Adding a speaker to 3pi

Hi all,

I’d just like some guidance as to how you think I could go about adding a speaker (that will be used to play musical notes) to the 3pi. I am currently using the P0 and P1 pins for a master slave connection with an arduino board, so can’t really wire the speaker to that.

The reason why I am opting not to use the buzzer is due to the fact that the notes played via the buzzer don’t work well with my tone analysis system running on the Arduino.

I have the speaker running great on the arduino, but realised that I can’t analyse the sound and play it at the same time.

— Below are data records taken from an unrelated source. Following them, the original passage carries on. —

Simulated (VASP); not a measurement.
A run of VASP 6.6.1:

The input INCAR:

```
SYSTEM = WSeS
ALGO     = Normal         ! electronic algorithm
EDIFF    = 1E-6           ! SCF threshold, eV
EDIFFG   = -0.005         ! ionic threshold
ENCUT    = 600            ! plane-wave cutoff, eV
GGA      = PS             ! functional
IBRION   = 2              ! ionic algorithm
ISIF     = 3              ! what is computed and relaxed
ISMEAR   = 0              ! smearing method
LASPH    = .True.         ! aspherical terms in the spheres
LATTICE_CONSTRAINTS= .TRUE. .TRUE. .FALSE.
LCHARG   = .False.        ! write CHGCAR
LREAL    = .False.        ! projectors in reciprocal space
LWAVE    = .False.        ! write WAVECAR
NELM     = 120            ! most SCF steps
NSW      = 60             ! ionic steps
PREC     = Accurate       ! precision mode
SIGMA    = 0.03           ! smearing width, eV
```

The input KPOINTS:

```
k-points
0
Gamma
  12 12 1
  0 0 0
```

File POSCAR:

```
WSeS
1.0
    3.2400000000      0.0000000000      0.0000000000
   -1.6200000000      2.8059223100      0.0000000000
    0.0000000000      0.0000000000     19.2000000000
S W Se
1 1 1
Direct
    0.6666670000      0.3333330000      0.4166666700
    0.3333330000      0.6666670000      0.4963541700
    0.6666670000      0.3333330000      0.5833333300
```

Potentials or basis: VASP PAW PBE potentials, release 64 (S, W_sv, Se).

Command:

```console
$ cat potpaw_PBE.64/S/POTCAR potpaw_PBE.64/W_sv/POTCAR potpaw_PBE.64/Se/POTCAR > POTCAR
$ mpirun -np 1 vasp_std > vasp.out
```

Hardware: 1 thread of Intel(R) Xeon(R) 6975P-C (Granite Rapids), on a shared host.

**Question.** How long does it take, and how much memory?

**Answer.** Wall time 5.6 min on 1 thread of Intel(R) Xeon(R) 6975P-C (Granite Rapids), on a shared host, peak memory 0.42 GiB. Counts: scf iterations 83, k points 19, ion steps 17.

So hoping the 3pi can play the notes and the Arduino can analyse it through a microphone.

Any help would be much appreciated :slight_smile:


[Or is it really just a matter of connecting the grounds, the power to vcc and the signal to pc5. Then in Arduino writing the audio output to pin 19?] <—solved

And if attached to the 3pi is there anyway to control the volume?


I don’t understand from your post what you are doing, does “solved” mean your latest wiring working? You can control the volume of a speaker by changing the duty cycle of the PWM that you are driving the speaker with. Our AVR library has buzzer control functions that let you change the volume.

- Ryan

I have attached a speaker to PC5 and ground, but have found that when I run the default line follower code on the 3pi it writes to the PC5 pin and thus plays this high pitched tone. Is there anyway to stop this so that the line follower code does not write to PC5?

EDIT I am using the Arduino IDE and therefore can’t make much sense out of:

static unsigned char Pololu3pi::init(unsigned int line_sensor_timeout = 1000, unsigned char disable_emitter_pin = 0)

unsigned char pololu_3pi_init(unsigned int line_sensor_timeout)

unsigned char pololu_3pi_init_disable_emitter_pin(unsigned int line_sensor_timeout)


From the link you posted:

When you initialize the 3pi code, you can use the disable_emitter parameter to tell the library to not use the emitter pin at all. Does this make sense?

- Ben

Hi Ben,

Thanks for the reply. Where about should I write that in my code? in the setup() I assume.

And do I just write : disable_emitter_pin(1);

because that is hwat I am having problems with. The right syntax to use in Arduino

or perhaps this?

robot.init(line_sensor_timeout = 1000, disable_emitter_pin = 1);

That isn’t valid C/C++. It’s just a function call, so you would do what you would for any other function call:

robot.init(1000, 1);

The syntax you are copying from the command reference is how the methods are declared, and the “= 1000” part means that the associated variable will get the default value of 1000 if it is not specified. For example, if the method is declared:

void init(unsigned char line_sensor_timeout = 1000, unsigned char disable_emitter_pin = 0);



has the same effect as calling:

init(1000, 0);

If you want different values from the defaults, you should call the functions with those parameters.

- Ben

Thanks Ben, :slight_smile: your explanation was awesome.

And it works great. Can’t wait to show you guys what I have been working on for the better part of a year. fingers crossed everything else works out.